Using conda install within a python script

12,093

Solution 1

I was looking at the latest Conda Python API and noticed that there are actually only 2 public modules with “very long-term stability”:

  1. conda.cli.python_api
  2. conda.api

For your question, I would work with the first:

NOTE: run_command() below will always add a -y/--yes option (i.e. it will not ask for confirmation)

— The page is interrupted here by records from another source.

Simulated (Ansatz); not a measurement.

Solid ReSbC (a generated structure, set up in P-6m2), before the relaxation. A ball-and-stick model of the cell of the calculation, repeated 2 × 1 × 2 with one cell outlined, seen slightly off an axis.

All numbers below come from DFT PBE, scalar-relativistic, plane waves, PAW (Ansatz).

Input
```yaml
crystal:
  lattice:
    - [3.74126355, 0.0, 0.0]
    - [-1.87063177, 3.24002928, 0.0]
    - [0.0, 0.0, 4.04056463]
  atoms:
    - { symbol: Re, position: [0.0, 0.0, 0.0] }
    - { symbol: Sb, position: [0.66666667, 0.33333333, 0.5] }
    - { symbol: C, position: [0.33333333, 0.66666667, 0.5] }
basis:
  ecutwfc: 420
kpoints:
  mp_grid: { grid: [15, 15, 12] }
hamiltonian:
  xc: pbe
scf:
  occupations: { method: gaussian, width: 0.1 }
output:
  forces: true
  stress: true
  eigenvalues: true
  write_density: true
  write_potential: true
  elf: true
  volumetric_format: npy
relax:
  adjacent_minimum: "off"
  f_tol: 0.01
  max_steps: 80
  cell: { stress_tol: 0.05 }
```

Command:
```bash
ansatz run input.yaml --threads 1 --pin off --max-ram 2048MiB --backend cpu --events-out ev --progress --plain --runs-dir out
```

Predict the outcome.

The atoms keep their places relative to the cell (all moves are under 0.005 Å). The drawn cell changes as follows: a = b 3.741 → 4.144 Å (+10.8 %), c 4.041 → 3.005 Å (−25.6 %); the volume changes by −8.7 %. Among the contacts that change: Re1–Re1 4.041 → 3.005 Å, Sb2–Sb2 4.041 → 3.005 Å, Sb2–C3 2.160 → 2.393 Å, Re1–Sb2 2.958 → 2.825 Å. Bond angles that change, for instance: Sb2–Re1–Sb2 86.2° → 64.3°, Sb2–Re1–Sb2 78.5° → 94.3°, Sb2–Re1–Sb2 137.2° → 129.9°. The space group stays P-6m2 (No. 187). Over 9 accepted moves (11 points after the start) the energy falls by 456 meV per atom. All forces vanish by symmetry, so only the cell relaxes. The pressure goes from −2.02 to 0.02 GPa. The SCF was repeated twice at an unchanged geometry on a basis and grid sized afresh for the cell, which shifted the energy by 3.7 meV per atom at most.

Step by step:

import conda.cli.python_api as Conda
import sys

###################################################################################################
# The below is roughly equivalent to:
#   conda install -y 'args-go-here' 'no-whitespace-splitting-occurs' 'square-brackets-optional'

(stdout_str, stderr_str, return_code_int) = Conda.run_command(
    Conda.Commands.INSTALL, # alternatively, you can just say "install"
                            # ...it's probably safer long-term to use the Commands class though
                            # Commands include:
                            #  CLEAN,CONFIG,CREATE,INFO,INSTALL,HELP,LIST,REMOVE,SEARCH,UPDATE,RUN
    [ 'args-go-here', 'no-whitespace-splitting-occurs', 'square-brackets-optional' ],
    use_exception_handler=True,  # Defaults to False, use that if you want to handle your own exceptions
    stdout=sys.stdout, # Defaults to being returned as a str (stdout_str)
    stderr=sys.stderr, # Also defaults to being returned as str (stderr_str)
    search_path=Conda.SEARCH_PATH  # this is the default; adding only for illustrative purposes
)
###################################################################################################


The nice thing about using the above is that it solves a problem that occurs (mentioned in the comments above) when using conda.cli.main():

...conda tried to interpret the comand line arguments instead of the arguments of conda.cli.main(), so using conda.cli.main() like this might not work for some things.


The other question in the comments above was:

How [to install a package] when the channel is not the default?

import conda.cli.python_api as Conda
import sys

###################################################################################################
# Either:
#   conda install -y -c <CHANNEL> <PACKAGE>
# Or (>= conda 4.6)
#   conda install -y <CHANNEL>::<PACKAGE>

(stdout_str, stderr_str, return_code_int) = Conda.run_command(
    Conda.Commands.INSTALL,
    '-c', '<CHANNEL>',
    '<PACKAGE>'
    use_exception_handler=True, stdout=sys.stdout, stderr=sys.stderr
)
###################################################################################################

Solution 2

You can use conda.cli.main. For example, this installs numpy:

import conda.cli

conda.cli.main('conda', 'install',  '-y', 'numpy')

Use the -y argument to avoid interactive questions:

-y, --yes Do not ask for confirmation.

Solution 3

Having worked with conda from Python scripts for a while now, I think calling conda with the subprocess module works the best overall. In Python 3.7+, you could do something like this:

import json
from subprocess import run


def conda_list(environment):
    proc = run(["conda", "list", "--json", "--name", environment],
               text=True, capture_output=True)
    return json.loads(proc.stdout)


def conda_install(environment, *package):
    proc = run(["conda", "install", "--quiet", "--name", environment] + packages,
               text=True, capture_output=True)
    return json.loads(proc.stdout)

As I pointed out in a comment, conda.cli.main() was not intended for external use. It parses sys.argv directly, so if you try to use it in your own script with your own command line arguments, they will get fed to conda.cli.main() as well.

@YenForYang's answer suggesting conda.cli.python_api is better because this is a publicly documented API for calling conda commands. However, I have found that it still has rough edges. conda builds up internal state as it executes a command (e.g. caches). The way conda is usually used and usually tested is as a command line program. In that case, this internal state is discarded at the end of the conda command. With conda.cli.python_api, you can execute several conda commands within a single process. In this case, the internal state carries over and can sometimes lead to unexpected results (e.g. the cache becomes outdated as commands are performed). Of course, it should be possible for conda to handle this internal state directly. My point is just that using conda this way is not the main focus of the developers. If you want the most reliable method, use conda the way the developers intend it to be used -- as its own process.

conda is a fairly slow command, so I don't think one should worry about the performance impact of calling a subprocess. As I noted in another comment, pip is a similar tool to conda and explicitly states in its documentation that it should be called as a subprocess, not imported into Python.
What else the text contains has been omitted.